The Corner

What Cases Is SCOTUS Going to Take This Term?

The distinguished panelists and moderator at Monday’s National Review/Pacific Legal Foundation Supreme Court–preview event at NR’s D.C. office seemed to have a good time, with quips about Lisa Blatt’s Cowboy boots, my PLF colleague Jim Burling’s lame fish jokes, and John Elwood’s feigned raisin-phobia. Elwood’s Simpsons and Seinfeld analogies in his case discussions weren’t half-bad either. Yet the high-level prognostications by these super-lawyers are even more worthy of attention.

You can watch the entire event, which was broadcast and archived here by C-SPAN, but a few points are worth reflecting on further. The program began with a discussion of the Court’s denial of all the pending petitions to hear the same-sex-marriage cases, with some points of agreement and disagreement. The Supreme Court experts weren’t confident that actions last Monday meant that no same-sex-marriage case will be taken this year.

The Ninth Circuit took the denials as a green light to issue an opinion yesterday striking down the gay-marriage bans in Idaho and Nevada, but Justice Anthony Kennedy’s order earlier today staying the effectiveness of the Ninth Circuit decision has now prompted further speculation.
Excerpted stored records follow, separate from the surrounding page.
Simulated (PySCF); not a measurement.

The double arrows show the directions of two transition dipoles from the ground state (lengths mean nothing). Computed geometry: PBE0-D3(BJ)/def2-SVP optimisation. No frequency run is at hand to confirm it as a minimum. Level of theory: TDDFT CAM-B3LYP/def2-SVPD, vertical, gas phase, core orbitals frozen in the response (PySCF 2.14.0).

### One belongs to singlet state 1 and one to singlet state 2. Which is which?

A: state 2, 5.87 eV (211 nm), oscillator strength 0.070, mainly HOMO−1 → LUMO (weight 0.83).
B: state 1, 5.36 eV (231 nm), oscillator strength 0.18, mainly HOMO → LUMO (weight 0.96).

I agree with the assessment Ed Whelan offered me that we shouldn’t read much into Kennedy’s order today; it’s probably just his way of following the regular order in similar cases. But the fact that no justice issued an opinion on why the Court denied cert in the other cases, which are often issued when a justice strongly disagrees with the denial, has caused a lot of interesting, inside-baseball speculation, including this by Professor Josh Blackman.

Jim Burling’s discussion of the major Obamacare cases, and whether the Court might take one of them generated the most questions from the audience. All panelists agreed that the conventional wisdom among Court watchers was that the Court would take at least one of them, with only Lisa Blatt expressing her mild dissent from that view. A petition asking the Supreme Court to hear one case presenting the state v. federal exchange subsidy issue, King v. Burwell, has already been filed — even though the justices might wait to act until a similar case is re-heard in the full D.C. Circuit Court of Appeals.

Burling also discussed PLF’s leading challenge to the individual mandate as a violation of the Constitution’s Origination Clause, Sissel v. HHS. Since the mandate itself is not constitutional, and the penalty is only constitutional if it is a lawful tax, PLF challenged the constitutionality of the purported tax since it originated in the Senate. A panel of the D.C. Circuit rejected that claim, but with reasoning that effectively guts the Origination Clause. Two days ago, our PLF colleagues asked the entire D.C. Circuit Court of Appeals to re-hear the case en banc, and we expect some important amicus support for our re-hearing petition to be filed in the next few days. If the D.C. Circuit re-hears the case, it is unlikely that it or a similar case in the Fifth Circuit would be heard by the justices this term. But if the D.C. Circuit does not re-hear our case, it is possible our petition for Supreme Court review will be submitted in time for the justices to act on it this term.

PLF is involved in a few of the other cases discussed on Monday: All panelists agreed the Court was likely to overturn the ruling in Texas Dept. of Housing v. Inclusive Communities Project, Inc., that wrongly held that the federal Fair Housing Act prohibits acts that have a statistically disparate impact based on race that are not intended to have such effects. And for the good of the nation, let’s hope the Court grants PLF’s own case for our farmer clients who are seeking to overturn an erroneous federal determination under the Endangered Species Act that is causing great human and economic harm in California, see Stewart & Jasper Orchards v. U.S. Fish and Wildlife Service.